Upon closer inspection, and to our horror, we discovered the new visa merely allowed a two-week stay and not a month as foreseen. This meant we'd to peddle like the clappers to get out of Thailand in time.

 

15 May - Ranong – Kra Buri – 60 km

We passed waterfalls, rivers, and beautiful forested areas to Kra Buri. Comfortable looking A-frame huts lured us in and as the weather looked threatening, we stayed put.

Under the trees in cages, were small, pied songbirds with red cheeks which seemed a popular part of Thai culture, particularly in that region. I always had a great urge to set caged birds free; still, their song brought about a wonderfully peaceful and relaxed atmosphere. Moreover, their melodious singing made it easy to understand why practically all households had these birds. Add the many dogs and cats who seem to co-exist surprisingly peacefully, gave the impression of living on a vast farm.

 

16 May - Kra Buri – Chumphon – 68 km

Our route ran east over the hills towards Chumphon, to the Gulf of Thailand. Again, a pleasant day's cycling as the weather was cloudy but without any rain. We bunked down at the Farang Bar in Chumphon, our previous accommodation.

The constant heat caused Ernest and me to develop a heat rash - prickly heat. It's pretty standard in the tropics, and easily treated with a powder or calamine lotion. So not simply were we covered in mosquito bites but also in an unsightly rash by then.

 

17 May - Chumphon – Bang Saphan (Lola Bungalows) – 114 km

We emerged to a drizzle, a drizzle that continued throughout the day. Fortunately, the temperature remained in the high twenties and cycling in the rain can be quite a pleasant experience.

Still, reaching Bang Saphan and Lola Bungalows where we could wash the day's drizzled fuelled grime off, was a relief. Lola had such a great setting, right along the shore; staying the night came easily. We once more cooked instant noodles and it needs mentioning, I was slowly (or maybe not so slowly) becoming tired of instant noodles.

 

18 May - Bang Saphan – Prachuap Khiri Khan – 100 km

From Bang Saphan, we didn't take the coastal road (which I preferred) but the highway, which made soul-destroying riding to Prachuap. Once in Prachuap, we chose our previous ramshackle digs as Ernest was a man of habit. Unfortunately, it wasn't the best place to shelter in rainy weather, as I could see the sky through the roof. The floor wasn't all level either, and even on the toilet one had to secure both feet firmly upon the ground not to slide off.

 

19 May - Prachuap Kiri Khan – Cha-Am – 132 km

With limited time on our visas and seeing we've cycled this stretch a few weeks earlier we got onto the highway, a dreadfully monotonous ride. Convincing Ernest to get off the highway and onto more minor roads was a constant battle that tired me emotionally. Once in Cha-Am, we opted for a two-day stay to sort out my finances via the internet. Ernest had no money, or so he claimed, and I was fast heading that way myself. Therefore, I needed to devise a plan to keep us afloat.

 

21 May - Cha-Am – Samut Sakhon – 129 km

With my finances sorted we resumed our ride along the coastal route to Cambodia, still a few days cycling away. A mild tailwind pushed us onto Samut Sakon. Roadside accommodation at a budget price offered air-con, TV and a bathtub, something not seen in years.

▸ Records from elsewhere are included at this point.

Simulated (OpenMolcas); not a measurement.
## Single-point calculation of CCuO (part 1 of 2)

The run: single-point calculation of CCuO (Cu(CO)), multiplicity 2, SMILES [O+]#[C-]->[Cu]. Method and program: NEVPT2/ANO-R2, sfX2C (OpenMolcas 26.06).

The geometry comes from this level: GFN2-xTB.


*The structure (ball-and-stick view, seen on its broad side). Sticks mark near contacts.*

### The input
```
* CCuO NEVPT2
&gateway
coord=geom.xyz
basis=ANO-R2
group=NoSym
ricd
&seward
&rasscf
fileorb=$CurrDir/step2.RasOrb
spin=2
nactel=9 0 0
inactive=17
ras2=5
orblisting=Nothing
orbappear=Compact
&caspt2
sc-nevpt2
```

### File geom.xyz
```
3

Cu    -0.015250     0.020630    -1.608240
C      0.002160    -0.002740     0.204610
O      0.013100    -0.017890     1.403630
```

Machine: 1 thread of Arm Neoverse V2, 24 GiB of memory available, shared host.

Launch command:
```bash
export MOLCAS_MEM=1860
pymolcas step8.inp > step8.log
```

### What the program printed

Ernest cooked pasta, which he'd been carrying in his panniers. It's incredible what all came out of those panniers. Still, I considered walking to one of the nearby mobile food carts more convenient.

 

22 May - Samut Sakhon – Chachoengsao – 110 km

From Samut Sakhon to Chachoengsao was, and always will be, a dreadful traffic-laden ride through southern Bangkok, a slow stop–start process. The first sixty kilometres came with horrendous traffic through a densely populated area. Then, mercifully, it cleared and proceeded through a more rural area adorned by endless shrines and temples. Our rural road followed a canal lined by wooden houses upon stilts, where villagers lived from fishing. I thought it remarkable any fish remained in those rivers, as all kinds of fishing methods were employed from Chinese nets to wicker baskets. The teeny fish caught were dried in the sun on large bamboo tables. I felt hot, tired, hungry, and thirsty and we stopped at a petrol station to take a breather. Petrol stations were abundant and in general sported 7-Eleven shops and clean toilets. The weather looked threatening, and we located a bed in a brand-new hotel next door. I was convinced we were the first farang guests as we appeared a great source of interest.

 

23 May - Chachoengsae - Sa Khao – 139 km

Tailwind assisted, we peddled towards the border. Good time was made as we were trying to out-cycle threatening looking clouds. Finally, Sa Khao was reached without encountering thunderstorms, even though Ernest had a flat tire. At a reasonable price, a bungalow at the far end of town was our digs that night. Unfortunately, no sooner had we offloaded the bikes than the rain came pelting down as it can only do in the tropics.

 

24-25 May - Sa Khao – Aranyaprathet – 58 km

A short and hot ride led us into Aranyaprathet, the border town between Thailand and Cambodia. An excellent spot to do laundry before proceeding and we hence stayed an additional night. The Market Hotel was a well-geared backpackers joint, and featured a restaurant, air-con, swimming pool and bar, and outdoor ground-floor rooms, a good choice for cyclists. We woke to rain gushing down and stayed put.

Aranyaprathet had two bike shops, I replaced my much-worn gloves, and Ernest bought two new tyres, thanks to a donation from his sister Olga. He probably would've also purchased two spare rims if he had enough money.

 

26 May – Aranyaprathet, Thailand – Sisophon, Cambodia – 56 km

Cambodia conjured up images of famine and mass killings. I was eager to see what the country would hold – hopefully, none of the above. So, following a relaxed start, we cycled to the border via the border market. The market was a massive area with a warren of stalls selling everything imaginable. Most goods came from Cambodia in a steady stream through the border post, pushed or pulled on numerous heavily loaded hand-drawn carts.

Obtaining a visa involved filling in a form, providing a photo, and visiting the "swine flu" checkpoint to have our ears probed, and our temperatures recorded.

Once in Cambodia, one could tell you were out of well-organised Thailand and in a slightly more chaotic Cambodia. The chaos was made even more so by Cambodians driving on the right and trafficked weaved randomly between the lanes.

The Cambodians seemed friendly enough as greetings "suostei" could be heard from behind banana trees as we pedalled past.

Arriving at Sisophon, our first town, we settled for digs to sass out our new environment, change money, and find a new sim card. A rickety hut on stilts came at $2 – considered a bargain even though one could see through the floorboards. In general, things appeared somewhat cheaper than in Thailand. The Cambodian Riel came at 4160 riels to a US dollar and bankcards got you dollars at the ATM (which could then be changed to Riel). The markets quoted products in Thai Bhat, dollars and Riels.

Strangely enough in Cambodia, like in Thailand, all drinks came with a straw, even a can of beer.